Four decades on from a night of political protest that eventually became a celebration, the Sydney Mardi Gras spirit continued on Saturday night with an estimated 300,000 spectators filling the streets to watch over 12,000 participants take part in one of the world’s biggest celebration of the LGBTQI community.
The 2018 Parade, themed ‘40 YEARS OF EVOLUTION’, involved thousands of LGBTQI people and their champions from all across the globe uniting in creative self-expression and a celebration of diversity and equality.
The parade was huge and it felt like it for both participants and spectators who watched for more than four hours, many had also been at the site hours before the official start.
Spectators were joined by the Prime Minister Malcolm Turnbull and his wife Lucy, the Opposition Leader Bill Shorten and his wife Chloe and a host of other politicians, media and sporting personalities keen to show their support for the 40th anniversary and celebrate last year’s marriage equality decision.
But it was international pop superstar Cher who brought the parade to a standstill.
Sporting bright orange hair and walking with dancers holding large purple letters of her name, the gay icon arrived to the tune of Turn Back Time.
The singer, who was the headline act for the after-party, had been rumoured to make an appearance in the parade and about 8pm, the crowd began chanting her name as she stepped out into Taylor Square.
Speaking to reporters before the parade began Mr Turnbull described the parade as a “wonderful part of Sydney”.
“It’s 40 years old and 40 years ago Lucy and I had our first date so our love affair is a result of Mardi Gras,” Mr Turnbull said.
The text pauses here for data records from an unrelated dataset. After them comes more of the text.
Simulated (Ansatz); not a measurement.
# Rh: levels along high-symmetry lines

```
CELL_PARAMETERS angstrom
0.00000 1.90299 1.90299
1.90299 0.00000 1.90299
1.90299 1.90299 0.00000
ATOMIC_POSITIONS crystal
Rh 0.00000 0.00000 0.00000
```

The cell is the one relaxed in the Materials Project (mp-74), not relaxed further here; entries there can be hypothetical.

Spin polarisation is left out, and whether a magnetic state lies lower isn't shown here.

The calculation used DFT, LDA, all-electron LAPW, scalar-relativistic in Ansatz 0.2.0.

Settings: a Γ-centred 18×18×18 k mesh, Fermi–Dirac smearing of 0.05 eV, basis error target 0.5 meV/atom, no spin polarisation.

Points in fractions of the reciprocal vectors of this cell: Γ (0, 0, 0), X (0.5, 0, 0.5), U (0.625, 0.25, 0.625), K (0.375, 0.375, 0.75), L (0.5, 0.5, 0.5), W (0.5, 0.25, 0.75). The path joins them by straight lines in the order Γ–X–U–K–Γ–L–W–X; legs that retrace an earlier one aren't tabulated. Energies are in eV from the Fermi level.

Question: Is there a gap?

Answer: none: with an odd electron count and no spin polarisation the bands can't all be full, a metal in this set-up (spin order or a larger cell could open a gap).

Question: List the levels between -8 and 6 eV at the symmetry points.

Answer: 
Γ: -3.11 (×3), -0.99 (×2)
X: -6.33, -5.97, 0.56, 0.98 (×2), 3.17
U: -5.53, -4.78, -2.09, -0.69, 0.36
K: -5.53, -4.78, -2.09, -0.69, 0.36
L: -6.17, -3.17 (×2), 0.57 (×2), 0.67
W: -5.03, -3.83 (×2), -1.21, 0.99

— Malcolm Turnbull (@TurnbullMalcolm) March 3, 2018
Sydney Gay and Lesbian Mardi Gras CEO Terese Casu said the participation of every single person in this year’s special anniversary Parade helped produce a dazzling display of self-expression, reflection and celebration.
“Beyond the glitter, flamboyance and satire, there were so many floats reminding us of the serious issues. Acceptance, inclusivity, diversity, respect,” Casu said.
“Among this year’s many floats were many paying tribute to the original Mardi Gras marchers, our 78ers, and our 40 year anniversary. Indeed over 200 78ers from all over Australia made their way to Sydney to lead the Parade train with the First Nations float.
“Marchers from all over Australia were out in force: representing the beaches around Australia with the Surf Life Savers with Pride float, showing the world the Northern Territory’s unique LGBTQI community, and celebrating the LGBTQI activist groups of Tasmania. From a global perspective, Sydney’s Indonesian community group Selamat Datang GLBTIQ brought to light the struggle for equality that people in other parts of the world face.”
New Zealand was also represented by our very own Mr Gay New Zealand 2018 Ricky Devine-White who rode in the back of a Holden Equinox along with Mr Gay Pride Australia 2017 David Francis.